AFTERWORD


In 1941 the Japanese creamed Pearl Harbor, and by the early part of 1942, it became clear to all of us that our interesting and developing world was being derailed onto a quite different track. Cyril found work as a war-industry machinist in Connecticut. He moved there with his new wife (a young femmefan called Mary G. Byers, by whom in time he had two children), and we lost touch for a while.

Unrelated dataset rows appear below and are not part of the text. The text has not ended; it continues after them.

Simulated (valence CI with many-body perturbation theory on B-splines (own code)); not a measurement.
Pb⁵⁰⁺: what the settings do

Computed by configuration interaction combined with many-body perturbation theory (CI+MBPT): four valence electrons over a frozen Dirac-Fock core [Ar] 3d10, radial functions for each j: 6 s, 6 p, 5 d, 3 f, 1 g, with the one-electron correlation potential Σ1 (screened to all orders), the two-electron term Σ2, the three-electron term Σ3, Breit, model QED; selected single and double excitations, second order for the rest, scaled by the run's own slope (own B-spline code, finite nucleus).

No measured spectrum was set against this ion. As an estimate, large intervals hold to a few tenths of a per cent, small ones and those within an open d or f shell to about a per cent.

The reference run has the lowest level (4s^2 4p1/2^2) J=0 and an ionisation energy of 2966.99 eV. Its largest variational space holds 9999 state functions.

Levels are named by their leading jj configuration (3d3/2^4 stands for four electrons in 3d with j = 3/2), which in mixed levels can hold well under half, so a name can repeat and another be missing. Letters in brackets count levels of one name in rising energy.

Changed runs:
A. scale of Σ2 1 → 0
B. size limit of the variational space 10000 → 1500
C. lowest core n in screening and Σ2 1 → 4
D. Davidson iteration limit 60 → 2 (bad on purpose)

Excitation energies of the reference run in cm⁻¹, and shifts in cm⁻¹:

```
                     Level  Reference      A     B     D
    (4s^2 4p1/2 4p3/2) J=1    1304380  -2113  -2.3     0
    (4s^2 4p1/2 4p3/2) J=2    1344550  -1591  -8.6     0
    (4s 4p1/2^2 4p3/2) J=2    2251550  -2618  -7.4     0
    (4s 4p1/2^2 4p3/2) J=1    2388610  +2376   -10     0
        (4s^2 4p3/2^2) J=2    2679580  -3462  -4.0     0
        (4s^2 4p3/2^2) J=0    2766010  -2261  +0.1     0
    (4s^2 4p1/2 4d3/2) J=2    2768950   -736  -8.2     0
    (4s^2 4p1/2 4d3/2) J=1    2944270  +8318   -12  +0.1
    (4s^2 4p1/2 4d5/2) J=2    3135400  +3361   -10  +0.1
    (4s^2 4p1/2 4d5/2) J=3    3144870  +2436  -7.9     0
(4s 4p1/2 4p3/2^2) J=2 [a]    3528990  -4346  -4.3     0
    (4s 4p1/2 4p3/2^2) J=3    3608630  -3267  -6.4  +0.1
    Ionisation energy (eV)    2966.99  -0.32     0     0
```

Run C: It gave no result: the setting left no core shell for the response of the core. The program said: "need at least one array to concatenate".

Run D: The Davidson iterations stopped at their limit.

Around March of 1943 Cyril turned up in New York again. He had enlisted in the Army, in a special program for machinists which made him the envy of all draft-bait. It would give him sergeant's stripes as soon as he finished basic framing, and keep him busy repairing artillery well behind the lines instead of firing it, and being fired at, closer up. I had also volunteered, and was waiting for my orders. So the two of us stepped out for a drink to celebrate, which led to another drink, which led to one of the two drunkest nights I have ever spent in my life. (The other, six or seven years later, was also with Cyril.) When we woke in the morning, we shook hands tremblingly, not with emotion but with triple-distilled essence of terminal hangover. And Cyril went off to war, and so, a couple weeks later, did I.

We exchanged a little V-mail from time to time, but we didn't see each other again, or of course collaborate on anything, until the war was well over; but that belongs in Critical Mass.